Tempers flaring as House, Senate spar over budget fixes
JUNEAU — Locomotives at each end of the Capitol’s second floor were being fired up this week — figuratively, at least — one at the state House end of the second floor and one at the state Senate end.
A train wreck in the middle seems unavoidable.
House leaders are insisting on a state income tax, a hike in oil taxes and little to any cuts to the state budget. Senate leaders want about $200 million in spending cuts, a Permanent Fund income restructuring and no new taxes on personal income or increased taxes on oil production.

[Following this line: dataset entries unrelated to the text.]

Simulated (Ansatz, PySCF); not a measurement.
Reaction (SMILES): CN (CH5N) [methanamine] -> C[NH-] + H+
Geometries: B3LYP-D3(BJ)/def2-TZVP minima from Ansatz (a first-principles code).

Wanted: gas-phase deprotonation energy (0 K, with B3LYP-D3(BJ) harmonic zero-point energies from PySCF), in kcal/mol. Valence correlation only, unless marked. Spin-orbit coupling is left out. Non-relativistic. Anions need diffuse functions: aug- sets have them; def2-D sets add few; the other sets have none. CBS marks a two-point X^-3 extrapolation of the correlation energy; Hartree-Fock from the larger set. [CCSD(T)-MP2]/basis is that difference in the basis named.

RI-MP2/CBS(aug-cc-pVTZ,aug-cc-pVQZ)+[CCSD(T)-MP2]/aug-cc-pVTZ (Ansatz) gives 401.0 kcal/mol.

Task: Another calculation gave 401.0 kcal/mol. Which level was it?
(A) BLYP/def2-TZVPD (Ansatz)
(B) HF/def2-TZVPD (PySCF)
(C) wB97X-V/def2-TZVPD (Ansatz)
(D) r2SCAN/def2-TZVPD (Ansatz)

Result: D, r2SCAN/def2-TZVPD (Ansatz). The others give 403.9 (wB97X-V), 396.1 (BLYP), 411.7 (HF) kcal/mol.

The differences are clear, and neither side shows signs of budging. Tempers are also rising.
The Senate version of the operating budget was to be on the Senate floor April 6, making major cuts to education that are roiling the state’s education community, as well as state House leaders.
A bill that restructures use of Permanent Fund earnings and caps the annual PFD at $1,000 for three years, along with a spending cap, has passed the Senate.
“We’ve done our job, but the House has sent us nothing so far that deals with the fiscal gap. Until they act, all they do is talk about it,” Sen. Anna MacKinnon, R-Eagle River, co-chair of the Senate Finance Committee, said in a briefing by the Senate Majority April 3.
There are signs the House Majority is having difficulty getting enough votes to pass its version of a fiscal plan that includes the income tax, in House Bill 115.
The proposal to increase taxes on oil and gas companies, in HB 111, may also face challenges in the House Majority, which is a 22-member coalition of Democrats, three Republicans and two independents that can only lose one vote before a bill fails.
In the House Majority briefing April 4, House Speaker Bryce Edgmon, D-Dillingham, said the Senate’s education cuts could result in one-sixth of the teachers being lost in his local school district in Dillingham. The Senate plan could have a cumulative effect, too.
“The year after there could be an equal impact, so we’d lose one-third of our teachers, and the year after it could be up to half. This will really erode small school districts,” Edgmon said.
House Finance Co-Chair Rep. Paul Seaton, R-Homer, said the Senate’s budget proposal for a 5 percent reduction to the Base Student Allocation (a formula that guides state funding for local schools) this year will cost school districts about $70 million.
House Majority Leader Chris Tuck, D-Anchorage, criticized the Senate Finance Committee for not allowing the public to weigh in on the BSA proposal during public hearings on the operating budget because the reduction had not yet been made.
Seaton took issue with another plan by the Senate, to phase out the state’s University of Alaska performance scholarships, a key accomplishment of former Gov. Sean Parnell.
“This is something for education we’ve done right,” Seaton said. “It has resulted in 5,000 students enrolling at the University of Alaska over the last four years, and over the same period high school graduation rates have gone up 16 percent. Something must be driving that,” he said.
“The Senate is holding education hostage just to get a Permanent Fund percent-of-market-value (POMV) bill and a cut to the PFD,” Tuck said, and meanwhile avoiding discussion of a new broad-based tax.
Senate leaders argue their plan for a Permanent Fund POMV, which is in Senate Bill 26 that has passed and is now in the House, will result in a balanced budget by 2023 with no new broad-based tax or tax hike on oil.
This assumes the $4.1 billion statutory spending cap of general fund revenues also in SB 26 is honored, and spending remains at that level through 2023.
Seaton disputes the Senate’s numbers.
“That plan (in SB 26) leaves us with an $800 million deficit this year and a $500 million deficit by 2023 that will continue every year, eventually depleting our cash reserves,” he said.
Seaton did not explain why his arithmetic varies with the Senate’s but the assumptions are correct if the Senate’s proposed cuts are not enacted.
Meanwhile, the only alternative to an income tax, a state sales tax, won’t work, Seaton said.
“That’s why no one has brought it forth. It would have too many adverse effects on municipalities that now have sales taxes, and on businesses,” he said. “To get the same amount of revenue (as an income tax) a sales tax would have to be 4 percent and applied broadly and including purchases of equipment and supplies. This is really regressive because businesses would have to pay this tax up front, before they can put equipment to work.”